Both the USF Student Government (SG) Senate and state Senate are putting off the issue of allowing concealed carry on campus until another time.
On Tuesday, the SG Senate again voted to table the resolution that would present the views of the student body on concealed carry on campus — this time indefinitely.
The bill had been tabled the week before after the majority of senators felt the bill needed a week to consider additional amendments.
The original version of the resolution stated that SG, on behalf of the USF student body, opposed the concealed carry of firearms on public university campuses.
If it had been approved, SG would have sent that message to state leaders with the intention of influencing the Florida Senate and House of Representatives’ decision on the bill (HB4005, SB176) allowing concealed carry.
SG changed the resolution to remove any opinion made on behalf of the students after some senators felt it was not their place to voice such a controversial opinion without being sure it accurately represented the views of students.

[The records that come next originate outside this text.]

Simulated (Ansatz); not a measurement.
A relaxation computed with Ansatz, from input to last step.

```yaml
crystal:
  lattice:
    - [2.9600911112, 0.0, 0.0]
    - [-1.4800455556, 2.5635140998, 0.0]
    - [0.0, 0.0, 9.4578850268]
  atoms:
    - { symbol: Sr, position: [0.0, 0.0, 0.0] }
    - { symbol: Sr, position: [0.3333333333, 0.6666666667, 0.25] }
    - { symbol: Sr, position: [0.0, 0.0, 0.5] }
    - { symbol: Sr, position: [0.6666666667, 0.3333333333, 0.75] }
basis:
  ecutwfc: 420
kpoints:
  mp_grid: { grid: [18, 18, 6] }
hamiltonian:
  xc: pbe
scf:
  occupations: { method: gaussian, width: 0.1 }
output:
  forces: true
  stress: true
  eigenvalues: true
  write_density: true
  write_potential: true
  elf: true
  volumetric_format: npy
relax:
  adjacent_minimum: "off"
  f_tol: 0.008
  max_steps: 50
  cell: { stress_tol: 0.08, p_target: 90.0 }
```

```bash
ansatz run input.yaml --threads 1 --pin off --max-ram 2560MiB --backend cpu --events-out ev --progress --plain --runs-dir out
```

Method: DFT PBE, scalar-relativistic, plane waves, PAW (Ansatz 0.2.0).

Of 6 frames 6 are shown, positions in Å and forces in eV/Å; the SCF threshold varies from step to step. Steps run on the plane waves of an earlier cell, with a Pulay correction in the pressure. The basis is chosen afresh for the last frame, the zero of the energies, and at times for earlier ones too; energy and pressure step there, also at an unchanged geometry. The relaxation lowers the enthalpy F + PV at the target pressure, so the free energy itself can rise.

Instead of directly stating opposition to the bill, the amended resolution removed what some senators believed to be an emotional narrative in favor of presenting survey results for the Legislature’s consideration.
The survey, which originally justified the resolution, was conducted earlier this month. It asked 755 students opinions regarding concealed carry on campus.
According to the survey, around 69 percent of students surveyed opposed concealed carry on campus. This number is composed of roughly 39 percent surveyed who opposed concealed carry everywhere, including on campus, and 30 percent surveyed who opposed concealed carry on campus, but not off campus.
The survey also indicated around 54 percent of students surveyed felt safer without concealed carry on campus.
The amended bill broke down the survey to the decimal point. It also spelled out the math by providing the percentage of students who did support concealed carry — roughly 27 percent.
Despite excluding a conclusive argument, there were still concerns Tuesday that the survey may have been worded with a bias meant to sway students to give anti-concealed carry answers.
Others still questioned whether the survey was based on a truly random sample. The survey was conducted both online and by surveyors at tent day.
Senator Corey Ulloa also wanted to remove the top clause of the resolution that indicated the USF Tampa University Police chief opposed concealed carry. Ulloa said it started the resolution off with too much of an opinion.
After some discussion, the SG Senate voted to table the bill indefinitely, with 19 senators voting in favor and 7 voting against.
While the vote last week was so close it needed a tiebreaker, senators this week did not feel as rushed. Even Senator Samuel Shiflett, who wrote the survey and voiced urgency to the passing of the resolution the week prior, did not seem upset at the possibility of it being tabled.
Since Tuesday was SG’s last meeting in spring, the resolution will have to be rewritten and brought back up again next session.
Still, many SG senators felt no hurry because the concealed carry bill has been stalled in the Florida Senate after not making it out of committee. As legislative committee meetings ended last week, it won’t have a chance to see the floor for voting until next session.
Nonetheless, many university students, faculty and police show no sign of letting the issue go. Florida State University delivered a petition with over 10,000 student signatures opposing the bill to the Florida Senate president April 14 — the same day USF SG first tabled the resolution.